Supporters of Saranac Lake's Adirondack Carousel make a good point that trees in William Morris Park block the view of this impressive structure and attraction from Church Street and Bloomingdale Avenue.
Christopher Cohan, a landscape architect based in Rye, recently wrote a letter to Adirondack Carousel board President Marge Glowa offering his services free of charge to draft a master plan for the village park. He suggested removing most of the trees along the Bloomingdale Avenue fence line and replacing them with shrubs inside the fence and flowers outside.
Mr. Cohan, whose family has donated to the carousel over the years, said it is a "handsome structure" but "it is invisible."
The Adirondack Carousel is screened by a row of three spruce trees inside the fence of William Morris Park in Saranac Lake, as well as partly by red maples like the one at right.
(Enterprise photo — Peter Crowley)
Something like visibility could make a real difference in the fortunes of the carousel, which is hanging in there but is not (yet, anyway) a runaway success. Most new enterprises take some time to get established. The village has an incentive to show off the carousel since it enhances a village crossroads that has been improved in recent years and has further potential, commercially and residentially. The village also, in agreeing to host the carousel in the park, is obliged to show it off to mutual advantage.
Of course, the village also has an obligation to all park users, so let's take a closer look.
Two sets of trees are involved: three white spruces close together just inside the fence, and an array of red maples and white ashes outside, between the fence and the sidewalk.
We suggest the spruces could go but that the others remain.
Trees are beautiful, and each of these trees is attractive on its own. But unlike in a forest, where trees grow where they will, in a park, trees are planted strategically in arrangements where they enhance the space.
To our eyes, the maples and ashes seem to have been placed intentionally, ornamentally, as is typical in a park. The spruce row, however, seems to have either been planted as a screen on purpose, before there was a carousel to block, or else they sprang up accidentally.
Only the crowns of the maples and ashes block one's view of the carousel, but the spruces block one's line of sight from top to bottom. And being evergreens, they block it year-round, whereas the deciduous trees lose their leaves in winter.
We do notice that young children have fun hiding among the spruces against the fence, so that's a benefit they provide. Some kids would miss that.
They also provide a little shade but, being cone-shaped, not as much as the umbrella-shaped deciduous trees outside the fence.
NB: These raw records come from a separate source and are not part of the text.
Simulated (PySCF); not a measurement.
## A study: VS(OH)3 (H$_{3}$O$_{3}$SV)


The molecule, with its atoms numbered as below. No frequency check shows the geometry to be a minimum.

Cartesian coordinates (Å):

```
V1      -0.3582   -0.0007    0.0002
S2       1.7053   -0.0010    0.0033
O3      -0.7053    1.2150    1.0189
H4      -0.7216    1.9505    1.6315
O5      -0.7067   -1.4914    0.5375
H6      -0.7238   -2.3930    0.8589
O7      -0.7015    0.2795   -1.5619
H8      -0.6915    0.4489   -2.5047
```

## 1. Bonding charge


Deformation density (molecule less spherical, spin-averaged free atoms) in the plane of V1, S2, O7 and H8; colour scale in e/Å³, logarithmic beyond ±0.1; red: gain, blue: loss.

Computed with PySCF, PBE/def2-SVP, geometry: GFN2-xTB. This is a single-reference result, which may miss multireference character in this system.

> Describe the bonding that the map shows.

There's almost no taxpayer cost involved with cutting down three trees, so that's not a factor.
If this landscape architect's credentials are acceptable to both the village and the carousel committee, and if he donates a master plan that looks good to both sides, it might make sense for the village to follow his professional advice and remove these three spruce trees to open up a window on the carousel for passers-by.